Let’s talk about a topic that most SEO’s have in common – SEO tools. There are plenty out there that you can use to guide you during your SEO campaign and everyone has their own preference when deciding what to use, depending on what kind of results they want to achieve. Here’s a list of some of my favorites as they have yielded the best results for me at my seo company in South Africa.
Buzzstream
After trying a number of methods to keep track of link building efforts, with all the emails, link partners, linking prospects and more, I found a great tool called Buzzstream. In Buzzstream, all information about a link partner is recorded which means it’s as simple as bookmarking a site for future reference. All the details about a possible link partner will be saved, from email addresses and pages you want to link from to domain page rankings and loads of other stats. When adding them, you can specify what kind of link you are trying to get on that particular site as well, making it even easier to manage when the time comes to request these links. A must for any link builder!
Webmaster Tools
Webmaster Tools is maybe one of the longest lasting and most vital tools around. Not only does it give you the best advice when doing onsite optimization for your website, it will also show you different aspects of the site, including where you have duplicate title tags and Meta descriptions. While these are probably the simplest things to use Webmaster Tools for, other more complex things like malware and 500 server errors are also viewable from here.
Open Site Explorer
Open Site Explorer is a great tool to use when trying to find out who your competition is in your specific industry. It will give you some info about the site, including where they are getting links from, as well as domain authority, page authority, domains linking to that site and the total amount of links coming in. From here, you can quickly see who the heavy hitters are in the game and what they’ve done to get to where they are.
Co-Citation Tools
Co-Citation is a measure used to determine the similarity between two items. In this case, I am referring to Co-Citation Tools that will check the similarity between websites backlinks. These tools allow you to identify link prospects based on the fact that they are already linking to two or more of your competitors. I personally prefer Majestic’s Clique Hunter, which will accept up to 10 websites and look for backlinks to at least two of the sites. One of the benefits of this tool is that you can also specify the minimum number of sites that need to match in order for it to count.
Firebug
This Page Speed add-on to the Firebug plugin for Firefox is a Google recommended tool for checking the page loading speed of any page on a website. The main focus should always be to get the site’s homepage loading score up to the recommended Google score (although tests should be done on all your top performing pages). The Page Speed plug-in rates the loading time of pages out of 100 and Google recommends that your site scores 80/100 to be in their good books. If you are not in the “green zone”, the tool will provide you with valuable recommendations to up your page speed score. It will show you exactly what element on your site is slowing you down. Whether it be that you need to enable compression, leverage browser caching, optimise your images, specify image dimensions for all your images, externalise CSS files etc, you will have a wide array of solutions to implement (some being extremely easy) to push your site into the “green load zone”. In an era where page speed is becoming more and more of a determining factor in where sites are ranked in the SERP’s, having the Page Speed add-on is a definite must.

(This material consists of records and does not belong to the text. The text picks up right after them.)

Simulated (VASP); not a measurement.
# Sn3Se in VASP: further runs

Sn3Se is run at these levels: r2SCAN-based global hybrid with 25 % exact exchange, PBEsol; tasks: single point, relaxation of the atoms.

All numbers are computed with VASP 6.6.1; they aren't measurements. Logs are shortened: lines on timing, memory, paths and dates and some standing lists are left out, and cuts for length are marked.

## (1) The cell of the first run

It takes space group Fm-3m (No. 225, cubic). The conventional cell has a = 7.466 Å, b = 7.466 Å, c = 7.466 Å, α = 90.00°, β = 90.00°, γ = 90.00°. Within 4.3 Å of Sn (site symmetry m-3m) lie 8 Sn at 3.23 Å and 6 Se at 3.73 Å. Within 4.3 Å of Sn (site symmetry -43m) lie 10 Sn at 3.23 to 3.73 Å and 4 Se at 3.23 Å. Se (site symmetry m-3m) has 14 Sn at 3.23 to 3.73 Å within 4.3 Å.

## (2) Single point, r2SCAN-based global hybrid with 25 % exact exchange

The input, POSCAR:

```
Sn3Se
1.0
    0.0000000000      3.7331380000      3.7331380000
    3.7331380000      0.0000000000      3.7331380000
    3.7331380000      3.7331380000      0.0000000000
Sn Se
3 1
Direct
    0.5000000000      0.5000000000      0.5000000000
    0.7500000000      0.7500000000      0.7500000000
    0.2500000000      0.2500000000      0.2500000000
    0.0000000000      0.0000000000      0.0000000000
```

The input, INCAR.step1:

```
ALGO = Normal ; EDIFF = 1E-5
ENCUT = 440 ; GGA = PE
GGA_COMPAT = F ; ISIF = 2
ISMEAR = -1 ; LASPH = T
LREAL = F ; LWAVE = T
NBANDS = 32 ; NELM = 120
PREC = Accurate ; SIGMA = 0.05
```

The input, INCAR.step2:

One of the best SEO tools ever invented was right under our noses for all these years! Google does not get used as effectively as it could be by many SEO’s in the world. There are a huge amount of queries that you could use in Google to give you results that normal users won’t usually look for. A basic example is using “inurl:keyword”, “intext:keyword” or “intitle:keyword” when searching. Those are just three basic examples of different queries you can use. There are plenty more advanced queries that you could use to get exactly what you are looking for out of Google.